Featured post

Welcome to Tales of Terror

Tuesday 25 April 2023

The Big Lie

This week, a small team of researchers have mapped the largest and most complex known mathematical object: the E8 Lie Group. A method of modeling E8 has eluded mathematicians since Norwegian Sophus Lie theorized the existence of this eponymous continuous group 120 years ago.

Surface and symmetry are two defining features of Lie Groups. In the simplest family of Lie Groups, a sphere has two surface dimensions, thus any place on its surface is defined by just two numbers. On its surface, a sphere has locations described in terms of longitude and the latitude, but its symmetry is described in three dimensions along its three axes. In the most bedeviling family, E8’s “surface” has 57 dimensions- that is, it takes 57 coordinates to define a point on it, and it has 248 axes of symmetry.

For mathematicians to map E8, they needed 453,060 points and express how each of these points relates to another. That meant they had to devise a matrix with 453,060 rows and the same number of columns for a total of 205 billion entries. Resolving the matrix is beyond raw, state-of-the-art computational power, so the researchers resorted to a combination of clever strategy and supercomputers to map E8.

Possibilities

1 Since it’s cheaper than building a particle accelerator with a track along Pluto’s orbit, particle physicists could use this map of an incredibly complex multi-dimensional object to advance String theory. However, resolving the mystery of E8’s structure has attracted the unwanted attention of alien intelligences, such as the Great Race, who wish to limit humankind’s understanding of outer dimensions. If ambitious investigators can stifle this attempted suppression, they might unlock a new technology, opening up another means of inter-dimensional travel or a novel portal for eldritch horrors to enter our world.

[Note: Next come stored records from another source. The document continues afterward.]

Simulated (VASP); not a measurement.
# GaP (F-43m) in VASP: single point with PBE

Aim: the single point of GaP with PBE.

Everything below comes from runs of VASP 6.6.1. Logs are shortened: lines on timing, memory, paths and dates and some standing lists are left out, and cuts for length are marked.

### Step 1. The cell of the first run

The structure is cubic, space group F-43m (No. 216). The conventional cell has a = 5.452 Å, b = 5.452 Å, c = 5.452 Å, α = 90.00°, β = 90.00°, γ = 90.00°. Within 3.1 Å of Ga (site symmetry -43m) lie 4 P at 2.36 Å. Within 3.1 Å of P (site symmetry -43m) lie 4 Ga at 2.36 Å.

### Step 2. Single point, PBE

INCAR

2 While Sophus Lie developed his theory of continuous groups in the winter of 1973, it wasn’t until 1884 that a young German mathematician, Friedrich Engel, came to work with Lie on a systematic treatise for publication beyond obscure Norwegian mathematics journals. The resulting collaboration was printed in three volumes of Theorie der Transformationsgruppen, which shipped in 1888, 1890, and 1893. Engel, however, authored an unpublished fourth manuscript. As it turns out, he was a rather powerful sorcerer and the last text reveals a means of creating doppelgangers of one’s self across all of the dimensions described by E8. Investigators could use this text to summon clones of themselves, yet they might bring back, for better or worse, some form of Freidrich Engel created decades ago and left to the sanity-wracking outer dimensions for any sum of relative time.

3 Dyscalculia, or the difficulty in learning or comprehending mathematics, occurs across the whole range of human intelligence. This affliction may also cause trouble with concepts of time, measurement, and spatial reasoning. Investigators attempting to discover arcane significance to the mapping of E8 may just, through a series of odd effects, ravage their own mental health and develop an acute case of dyscalculia.